Hasselbeck "back" to the sidelines -- 8.19.2008 A.M. practice

Posted by Danny O'Neil

Matt Hasselbeck left the practice field on Tuesday morning with tightness in his back. He went into the locker room and did not return for the rest of practice. That left Charlie Frye the quarterback taking repetitions with the first team because Seneca Wallace is still out with an injured groin.

TE Jeb Putzier was also sidelined by a tightened back.

The other guys out: LS Tyler Schmitt, LB Will Herring, OL Samuel Gutekunst, RT Sean Locklear, OL Will Robinson, DT Red Bryant, WR Deion Brach, WR Bobby Engram, DE Chris Cooper and DT Larry Tripplett.

Defensive end Lawrence Jackson is now working with the first-unit defense and that left him going against that Walter Jones guy who works like the witness protection program at left tackle. He can make people vanish without a trace.
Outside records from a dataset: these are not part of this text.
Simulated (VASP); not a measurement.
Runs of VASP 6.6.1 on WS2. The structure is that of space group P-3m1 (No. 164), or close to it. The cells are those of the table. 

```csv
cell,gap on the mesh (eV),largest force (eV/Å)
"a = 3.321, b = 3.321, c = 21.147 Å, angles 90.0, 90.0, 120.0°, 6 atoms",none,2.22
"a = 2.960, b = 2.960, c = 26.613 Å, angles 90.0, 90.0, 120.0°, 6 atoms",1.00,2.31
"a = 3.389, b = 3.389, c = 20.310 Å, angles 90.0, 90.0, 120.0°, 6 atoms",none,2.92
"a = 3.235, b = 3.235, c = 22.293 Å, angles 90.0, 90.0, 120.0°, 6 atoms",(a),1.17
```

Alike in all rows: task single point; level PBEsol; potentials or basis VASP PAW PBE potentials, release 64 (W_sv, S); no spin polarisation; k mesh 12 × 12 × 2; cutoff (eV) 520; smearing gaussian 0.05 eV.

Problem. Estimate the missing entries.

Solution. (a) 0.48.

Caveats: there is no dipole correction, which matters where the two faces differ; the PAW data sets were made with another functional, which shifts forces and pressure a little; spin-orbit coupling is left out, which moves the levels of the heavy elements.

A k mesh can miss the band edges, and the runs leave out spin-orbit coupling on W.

Jones doesn't say much when he works. In fact, Bryce Fisher once said that the most frustrating thing about going against Jones is that he would work his absolute hardest, even to the point he would feel a little fatigued only to see that Jones was barely sweating.

Well, Jackson is getting a similar introduction as the Big Walt remains mostly silent even at practice.

"I'll get a laugh every once in a while," Jackson said. "To him, he's going out there getting his work done and I'm fighting, trying to beat him."